What many organizations term as customer service is a mere processing of the customers. Let me explain it.
Suppose you are checking into a hotel. You have requested for a airport pick up the car is there as you come out of airport. When you reach the hotel a cosignere greets you takes your luggage from the car. The receptionist gives a warm smile, even it is the first time, your room is ready so you check in. You just have to give your visting card and no hassles to write in the register. And there is colimentary breakfast coupen on the table of your room. Now a lot of you will contradict me, but this does not qualify as a service.
Because the entire flow described by me above is a mere process that the hotel is supposed to do for every customer , unfailingly. If they dont they dont deserve the business. Customer Service according to me is providing to the customer something which no one in the business is giving at present. And if someone does, you ought to be better than them.
Customer service is difficult, expensive and unpredictable. But it’s a mistake to assume that any particular example is automatically either good or bad. A company might spend almost nothing on customer service but still succeed in reaching its goals.

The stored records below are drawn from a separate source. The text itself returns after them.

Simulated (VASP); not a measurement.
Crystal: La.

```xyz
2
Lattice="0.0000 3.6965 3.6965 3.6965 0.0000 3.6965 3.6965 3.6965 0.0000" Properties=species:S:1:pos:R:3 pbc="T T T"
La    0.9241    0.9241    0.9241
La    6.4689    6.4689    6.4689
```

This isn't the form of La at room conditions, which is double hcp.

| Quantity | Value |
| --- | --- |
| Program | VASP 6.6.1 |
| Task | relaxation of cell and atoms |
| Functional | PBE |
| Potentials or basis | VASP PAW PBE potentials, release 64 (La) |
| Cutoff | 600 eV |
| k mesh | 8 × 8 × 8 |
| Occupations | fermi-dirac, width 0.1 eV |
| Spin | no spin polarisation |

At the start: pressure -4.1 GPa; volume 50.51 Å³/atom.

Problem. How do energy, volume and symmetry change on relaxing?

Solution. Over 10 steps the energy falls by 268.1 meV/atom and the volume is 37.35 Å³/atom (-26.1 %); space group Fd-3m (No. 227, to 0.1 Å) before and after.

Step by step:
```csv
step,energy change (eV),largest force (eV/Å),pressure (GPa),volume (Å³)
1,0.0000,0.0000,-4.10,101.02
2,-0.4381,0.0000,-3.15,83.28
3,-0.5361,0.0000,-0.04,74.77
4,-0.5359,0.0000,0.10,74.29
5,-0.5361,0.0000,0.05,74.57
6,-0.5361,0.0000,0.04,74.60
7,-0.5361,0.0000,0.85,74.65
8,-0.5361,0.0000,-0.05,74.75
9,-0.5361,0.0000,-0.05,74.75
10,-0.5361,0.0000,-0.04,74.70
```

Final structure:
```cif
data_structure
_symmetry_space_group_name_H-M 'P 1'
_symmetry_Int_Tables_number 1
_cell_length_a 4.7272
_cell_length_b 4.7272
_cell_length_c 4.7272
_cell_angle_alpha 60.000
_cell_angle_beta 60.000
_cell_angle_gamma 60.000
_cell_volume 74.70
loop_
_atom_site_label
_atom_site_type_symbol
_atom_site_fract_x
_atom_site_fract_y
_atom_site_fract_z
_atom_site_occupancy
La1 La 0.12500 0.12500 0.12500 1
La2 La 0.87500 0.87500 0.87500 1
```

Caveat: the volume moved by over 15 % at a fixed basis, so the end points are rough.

Customer service succeeds when it accomplishes what the organization sets out to accomplish. Google doesn’t have a phone number, doesn’t want to engage with most users. McDonald’s doesn’t give you a linen napkin. Fedex used to answer the phone on one ring, now it takes 81 seconds for them to answer a call. None of these things are necessarily bad, they’re merely examples of alignment (or non-alignment).
Organizations don’t accidentally run ads, don’t mistakenly double (or halve) the amount of cereal they put in the box. They shouldn’t deliver customer service that doesn’t match their goals either.